Mother and daughter relationships are often dramatized in film. Sure, it's very easy to portray crazy familial relationships and then have them explode at each other before realizing they do, indeed, love each other. But that's every family-oriented film. Nitzan Giladi's Wedding Doll is much more down-to-earth in its portrayal of the mother/daughter dynamic. And while the film itself isn't heavy on plot, the scenes shared between its lead actors, Moran Rosenblatt and Assi Levy, are what keep the film engaging.
In a small desert town in Israel, Hagit (Moran Rosenblatt) is a young woman with a mild mental disability. She works in a toilet paper factory and is ever the optimist, with a massive-sized crush on the boss' son, Omri (Roy Assaf). Hagit's views on the world are filled with innocence. Her talents lie in making wedding dolls out of toilet paper, while the walls keeping her hopes and dreams at bay come rising up throughout the film. One day, she hopes to get married and she's stubbornly set on this. Hagit's mother, Sarah (Assi Levy) is a divorcee struggling to keep her job and take care of her daughter. She's always trying to make sure that Hagit is safe, never out alone, and helping to find her a new job after they receive word that the toilet paper factory will probably close. Sarah even puts aside a romantic relationship most nights because she can't leave Hagit alone. Along with Hagit's mental disability, the two try to make the best out of their situations, while sometimes butting heads.

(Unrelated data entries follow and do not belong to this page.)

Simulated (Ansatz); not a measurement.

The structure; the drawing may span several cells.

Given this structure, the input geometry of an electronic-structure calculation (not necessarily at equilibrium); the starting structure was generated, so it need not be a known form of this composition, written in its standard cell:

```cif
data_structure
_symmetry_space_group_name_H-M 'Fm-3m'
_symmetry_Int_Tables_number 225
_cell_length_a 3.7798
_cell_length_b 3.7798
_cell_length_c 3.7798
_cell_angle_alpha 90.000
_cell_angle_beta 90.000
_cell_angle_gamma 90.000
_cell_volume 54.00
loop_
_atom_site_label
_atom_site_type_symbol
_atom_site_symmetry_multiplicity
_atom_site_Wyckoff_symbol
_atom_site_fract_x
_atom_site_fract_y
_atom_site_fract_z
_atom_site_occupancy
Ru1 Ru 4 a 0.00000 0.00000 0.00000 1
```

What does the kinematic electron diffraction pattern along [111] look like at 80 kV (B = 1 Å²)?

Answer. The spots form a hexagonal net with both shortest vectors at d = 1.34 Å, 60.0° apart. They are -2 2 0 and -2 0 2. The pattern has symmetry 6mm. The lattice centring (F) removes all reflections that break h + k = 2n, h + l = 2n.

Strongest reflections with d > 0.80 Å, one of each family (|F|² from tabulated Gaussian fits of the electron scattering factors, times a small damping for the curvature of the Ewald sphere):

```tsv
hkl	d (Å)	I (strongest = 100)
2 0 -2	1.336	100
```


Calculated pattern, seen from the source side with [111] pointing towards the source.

Wedding Doll is thin on plot. There isn't much in the way of development that helps to move anything along once certain plot points are introduced. For example, we know the toilet paper factory is shutting down and that Omri is looking for ways to try and make sure that it doesn't, but it's very rarely explored. Even Hagit and Omri's relationship, while innocently sweet, doesn't have very many layers and although we know Hagit's motivations, Omri's are never as clear. His behavior, however, in the final act contrasts greatly with the way he was treating her before and changes the perception of the character.
Wedding Doll is propped up by great performances by Rosenblatt and Levy. Their onscreen relationship is tender, but occasionally volatile in the natural push-and-pull central to many parent/child interactions. They put forth a lot of emotion and weight to their characters. The script is very vague in a lot of places, however. There isn't a major point of conflict for any of the characters, no moment that the story reaches a climax. This lack of rise and fall causes the progress of the narrative to dwindle and remain mostly stagnant. By the end of the film, it's not clear the path the characters will lead. All of these things unfortunately hinder an otherwise good central mother/daughter relationship.